As part of its 2017 “State of the American Workplace” report, Gallup polled thousands of US employees about how often they worked remotely and how engaged they were with their jobs, in an effort to gauge the systemic effects of an increasingly remote workforce: 43 percent of respondents said they spent at least part of their time working remotely. As Sarah Kessler explains at Quartz, Gallup found no meaningful difference in engagement between those who work out of an office full-time and those who exclusively work remotely:
Workers who spent some time working remotely, however, were slightly more likely to report a high rate of engagement. They were also more likely than full-remote or full-office workers to say they had a best friend at work, and that their job included opportunities to learn and grow.
Although fully remote workers were more likely to report that they had all of the equipment needed to do their job, that their opinions “count” at work, and that they have the opportunity to do what they do best every day, employees who split their time between remote and office work were more likely to report that their development and relationship needs were being met.

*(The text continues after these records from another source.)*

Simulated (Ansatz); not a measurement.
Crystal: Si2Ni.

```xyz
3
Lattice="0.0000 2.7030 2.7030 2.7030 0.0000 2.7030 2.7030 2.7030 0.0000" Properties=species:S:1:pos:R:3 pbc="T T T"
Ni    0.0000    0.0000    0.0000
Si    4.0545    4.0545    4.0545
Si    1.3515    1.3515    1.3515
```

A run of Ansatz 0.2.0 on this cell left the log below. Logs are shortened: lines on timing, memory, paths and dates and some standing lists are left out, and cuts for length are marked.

The most engaged employees, Gallup found, work remotely 60 to 80 percent of the time. To the Washington Post‘s Jena McGregor, that makes sense, and is indicative of how rapidly the world of work is changing:
Unsurprisingly, people feel most plugged in to their jobs when they have some balance — a little bit of face time and camaraderie at work, and plenty of time to hunker down and get work done from home while avoiding the headaches of going in to the office. What may bewilder many managers, however — particularly those at companies like Yahoo or Bank of America that scaled back on telecommuting programs in recent years — is the extent to which that balance is tipped toward working remotely.
Just four years ago, after all, Gallup found that the “optimal engagement boost” happened for those who worked remotely less than 20 percent of time, a third of where it is now. The 2012 data showed that those who spent more than half their time away from the office were only about as engaged as those who never worked remotely. Four years on, something has changed dramatically.